Data Storytelling - Storyboarding Activity Guide

Material mostly from Dykes (2019)

Jan Lorenz

Data, Visuals, Narrative

The three essential elements of data stories.

Storyboading is about a narrative and how it relates to data and visuals.

  • Explain. Narrative coupled with data.
    • What’s happening in the data?
    • What is the context?
    • Guide through the data structure!
    • Why is a particular insight important?
  • Enlighten. Visuals applied to data.
    • Some insights are hard with numbers only.
    • Show patterns and outliers otherwise hidden.
  • Engage. Narrative and visuals merged together.
    • Engage (or even entertain) an audience.
    • Visuals capture interest, only a story holds attention.

Anatomy of a Data Story

Data Story Continuum

While storyboarding, make your story points with attributes from the right side.

Storyframing before

  • Before you communicate insight, you must find one!
  • Focus on key dimensions and find key metrics
  • While storyboarding, note open points for your storyframing.
  • Open points can be discussed in individual meetings next week

Anatomy of a Data Story

Different structure for two parts of your report

  • Narrative structure for your slide deck and presentation
  • Inverted pyramid structure for the written report

Six essential elements of data stories

  • Your project slide deck and presentation matches a Data Presentation
  • Your project report matches a Curated Report (and Dashboard)

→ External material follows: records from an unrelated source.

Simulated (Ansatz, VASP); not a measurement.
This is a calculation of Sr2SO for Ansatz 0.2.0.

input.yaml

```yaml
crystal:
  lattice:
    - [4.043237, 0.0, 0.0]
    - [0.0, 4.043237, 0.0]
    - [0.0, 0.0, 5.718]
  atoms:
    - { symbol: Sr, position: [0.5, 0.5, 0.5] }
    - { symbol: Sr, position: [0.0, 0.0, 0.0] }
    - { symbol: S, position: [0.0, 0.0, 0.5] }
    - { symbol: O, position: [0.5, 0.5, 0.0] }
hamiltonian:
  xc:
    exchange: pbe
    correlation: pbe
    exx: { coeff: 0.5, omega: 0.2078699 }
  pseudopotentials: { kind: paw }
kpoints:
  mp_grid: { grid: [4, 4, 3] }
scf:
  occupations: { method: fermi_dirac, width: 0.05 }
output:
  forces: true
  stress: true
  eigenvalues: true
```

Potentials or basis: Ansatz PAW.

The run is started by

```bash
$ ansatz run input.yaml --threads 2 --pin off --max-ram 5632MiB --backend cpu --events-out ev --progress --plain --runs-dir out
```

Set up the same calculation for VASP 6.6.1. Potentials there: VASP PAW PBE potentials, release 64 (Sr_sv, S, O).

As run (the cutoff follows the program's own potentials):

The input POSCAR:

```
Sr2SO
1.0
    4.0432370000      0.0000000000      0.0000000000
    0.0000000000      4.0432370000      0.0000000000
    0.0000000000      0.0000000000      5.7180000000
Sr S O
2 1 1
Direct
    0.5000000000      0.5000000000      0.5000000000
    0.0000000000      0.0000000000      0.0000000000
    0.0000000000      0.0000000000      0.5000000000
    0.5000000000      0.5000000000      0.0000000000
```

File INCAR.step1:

Differences in Communication

  • Your project slide deck and presentation is direct communication
  • Your project report is indirect communication

Narrative Structure

Data Storytelling Arc

Compared to other communication models

Examples of story points

Activity: Check if your ideas fit into one of the categories and then improve on that premise. Alternatively: Get inspired by these.

Storyboarding Activity

Storyboarding

  • Definition: A story is an account of causally related or connected series of events.
  • A narrative always has a one-dimensional linear sequence, but we can decide
    • what is in and
    • in which order.
  • Storyboarding is a technique from the movie industry (invented at Disney’s in the 30’s, now part of pre-visualization) which can also be used for data presentations.
  • Main purpose: Build the story, not the exact visualizations (rough ideas are enough)!

Activity: Make a story board for your presentation. Follow the steps on the next slides.

Phase A: Story points!

Activity

  1. Write down story points and/or brief visual sketches on sticky notes or cards.
    • There is no limit on the initial number of story-point card to generate!
    • Select the best 6 to 10 ones
    • Keep all, maybe you want to replace one
    • You can always create or refine one later
  2. Already now you can play with your story points to search for a compelling story.
  • Arrange them in order
  • Replace, combine, refine, and reshuffle them
  • Use them to tell the story
  • Scrutinize and iterate your story

Phase B: Storyboarding!

Activity: Realize these steps in your storyboard.

  • Step 1: Identify your “Aha” moment (main insight)
  • Step 2: Find your beginning (the setting and the “hook”)
  • Step 3: Select your rising insights (narrative from the hook to the Aha moment)
  • Step 4: Conclude with solutions, next steps, empowerment to action, …

When your storyboard is fixed

  • write the titles down in your slide deck and
  • start working on your final visuals such that they best support your story.